Voice Is Important
You see it in blogger Penelope Trunk as she dispenses sage advice about work and life with a touch of no-holds-barred honesty. You can tell that she cares more about sharing the intimate details of her life as an entrepreneur, a woman, and a mom through unfiltered lenses than she does about checking for every little typo or grammatical error.
Ree Drummond of The Pioneer Woman sticks out in her own way. Whimsically, she regales her readers with her life on the ranch as a city girl turned country wife, a homeschool mom educating her children, or as a cook dishing out another scrumptious recipe. Whatever the topic, she colors her words with a mixture of fun, mischief, and wit.
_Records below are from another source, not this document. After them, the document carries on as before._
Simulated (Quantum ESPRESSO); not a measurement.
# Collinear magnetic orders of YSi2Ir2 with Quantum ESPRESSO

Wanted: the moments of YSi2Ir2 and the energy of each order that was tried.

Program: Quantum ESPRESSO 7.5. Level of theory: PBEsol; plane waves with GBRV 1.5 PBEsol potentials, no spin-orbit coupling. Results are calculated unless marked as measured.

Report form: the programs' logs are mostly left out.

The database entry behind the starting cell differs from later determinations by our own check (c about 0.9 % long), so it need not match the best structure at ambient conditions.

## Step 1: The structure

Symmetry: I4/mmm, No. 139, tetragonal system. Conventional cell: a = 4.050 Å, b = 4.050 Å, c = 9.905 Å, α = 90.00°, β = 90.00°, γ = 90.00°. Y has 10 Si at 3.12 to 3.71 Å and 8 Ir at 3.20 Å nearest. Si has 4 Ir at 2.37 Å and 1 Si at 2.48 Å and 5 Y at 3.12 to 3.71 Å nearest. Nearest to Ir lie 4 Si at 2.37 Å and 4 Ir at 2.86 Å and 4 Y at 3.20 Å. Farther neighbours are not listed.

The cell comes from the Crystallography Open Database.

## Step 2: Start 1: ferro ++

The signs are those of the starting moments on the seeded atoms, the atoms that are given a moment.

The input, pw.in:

Both are successful writers who give their massive followings an inside look at their lives. And both express themselves in ways that are as distinct as the drawl of a Southern belle or the accent of a Boston native. They have found their voices as writers.
As a freelance writer though, there is a difference between finding your voice as a writer and finding your voice for a client. Writing for your clients is not about writing in your voice. Sure, it’s okay when you’re writing for your blog or a publication that will carry your byline, but the moment you start to write on behalf of a client, you become a ghost who needs to learn to find your voice for the client.
Freelancers have to learn the art of disappearing. You are being paid to write for their sake, not for yours. Whatever their message, whatever their goals, it’s your job as a freelancer to convey that message well and to help them meet their goals.
Know Your Client
You have to know your client in order for you to do your job well. That takes time and effort. Research their website and other places that will tell you more about them. Try to find out what others are saying about them. You have to talk to them, in person or on the phone. When you do, ask good questions: basic ones, thoughtful ones, and hard ones. Here are a few angles to come at as you try to learn more about your client.
- Know their industry. What do they do? Who are their competitors? What sets them apart from other businesses? What are they great at? What aren’t they great at? You can’t help your client if you don’t understand what they do and the niche they fill in their particular field.
- Know their story. How long have they been in business? How did they get their start? What are their current struggles? Where have they failed? What are their success stories? Knowing how they started and their journey as a company will help you to craft meaningful content for them.
- Know their goals. Where are they headed as a company? How do they plan to achieve their goals? What have they attempted so far? You have to know where they are going so that you can help get them there.
- Know their personality. What do they value as a company? How do they communicate to their customers? What is their language/style? If you know who they are and how they portray themselves to their customers, then you can take on the persona of your client in your work.
You don’t have to know everything about a client. But you should know enough that you can convincingly write for them. There’s a caveat though. Knowing your client isn’t enough. There are plenty of bad websites, brochures, and other written content that can testify to that. You have to also know your audience. I’ll talk about that more in my next post.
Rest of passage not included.